DOF DOES NOT EXIST until the image is being viewed... and it is dependent on "how" the image is being viewed.
I actually disagree with this view and if anyone is at all interested they can read on and I'll explain why...
Once you've picked up your camera and lens, dialled in the settings, framed the shot, pressed the shutter button and taken the shot that's it and you're stuck with it.
Whatever DoF you then perceive at whatever output size and viewing distance you choose is set by the camera, lens, settings and camera to subject distance and you're stuck with it.
If you wanted deeper dof, tough. If you wanted shallower dof, tough. It's too late. What you see including the dof at whatever output size and viewing distance you choose is set when you take the picture.
The shooter should think about a few things before even picking up the gear and rushing out to take the shot. You should think about what you are going to shoot and how you are going to get the shot, you should think about the final image, how you are going to display it and how big and how you are going to view it and of course you should think about how you want it to look including the subject, perspective, depth of field and anything else you want to throw into the mix.
If you don't think about these things and use them as a starting point to decide what gear and settings you choose you may well be stuck with a final image that isn't what you wanted. Seems obvious to me
So I'd say that the dof does exist before you display and view the image and that it's just waiting to be revealed and perceived and that it's set when you press the shutter button and then you're stuck with it.
To me saying "
DOF DOES NOT EXIST until the image is being viewed... and it is dependent on "how" the image is being viewed" seems like saying that the dof is something you can decide on later by deciding how big you are going to print or display and at what distance you are going to view. Viewed in these terms this is IMO madness.

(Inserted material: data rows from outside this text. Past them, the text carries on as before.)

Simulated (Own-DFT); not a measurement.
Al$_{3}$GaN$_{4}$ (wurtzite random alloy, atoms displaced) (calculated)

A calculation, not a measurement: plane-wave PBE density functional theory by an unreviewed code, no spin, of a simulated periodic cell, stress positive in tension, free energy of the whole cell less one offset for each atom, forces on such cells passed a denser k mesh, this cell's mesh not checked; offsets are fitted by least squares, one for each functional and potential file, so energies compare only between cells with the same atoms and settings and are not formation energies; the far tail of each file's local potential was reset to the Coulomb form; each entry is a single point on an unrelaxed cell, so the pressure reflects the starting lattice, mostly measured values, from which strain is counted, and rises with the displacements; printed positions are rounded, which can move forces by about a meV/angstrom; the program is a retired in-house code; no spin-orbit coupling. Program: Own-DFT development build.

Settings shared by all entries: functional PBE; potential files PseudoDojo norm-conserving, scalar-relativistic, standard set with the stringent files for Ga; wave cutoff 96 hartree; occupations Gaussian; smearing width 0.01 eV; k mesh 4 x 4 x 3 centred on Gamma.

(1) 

There's little point deciding that the 36" high portrait print you'd planned will now be printed the size of a postage stamp because at 36" one eye is sharp and the other is out of the dof and the only way to hide that and get both eyes sharp is to print it the size of a stamp... or tell people to look at it from a bus ride away.
What you should have done is thought about the image you wanted to capture and how you were going to display and view it and used this information to help you to choose your gear and settings and how you took the shot.
To me no one should start with the gear. You should start with the end result and work out how you are going to get it and viewed in these terms dof exists right through the process and is set when you press the shutter button.
Maybe I'm mad or maybe this goes back a long way for me. Years ago I made artwork to be displayed on stage and it needed to be visible by the audience sat at the back and they had to be able to see (the whatever.) That was the starting point and I still think like that.
If I want a small picture with shallow dof I should know that I'm going to have to have some very shallow dof so it'll look right in the final small image and that's going to influence what gear I choose and the settings. Conversely if I want a big picture with apparently front to back sharpness I'm going to have to use appropriate gear and settings so that the final big picture looks right. So for me dof exists when I press the button and will be seen in the final image, and once I've pressed the button I'm stuck with it.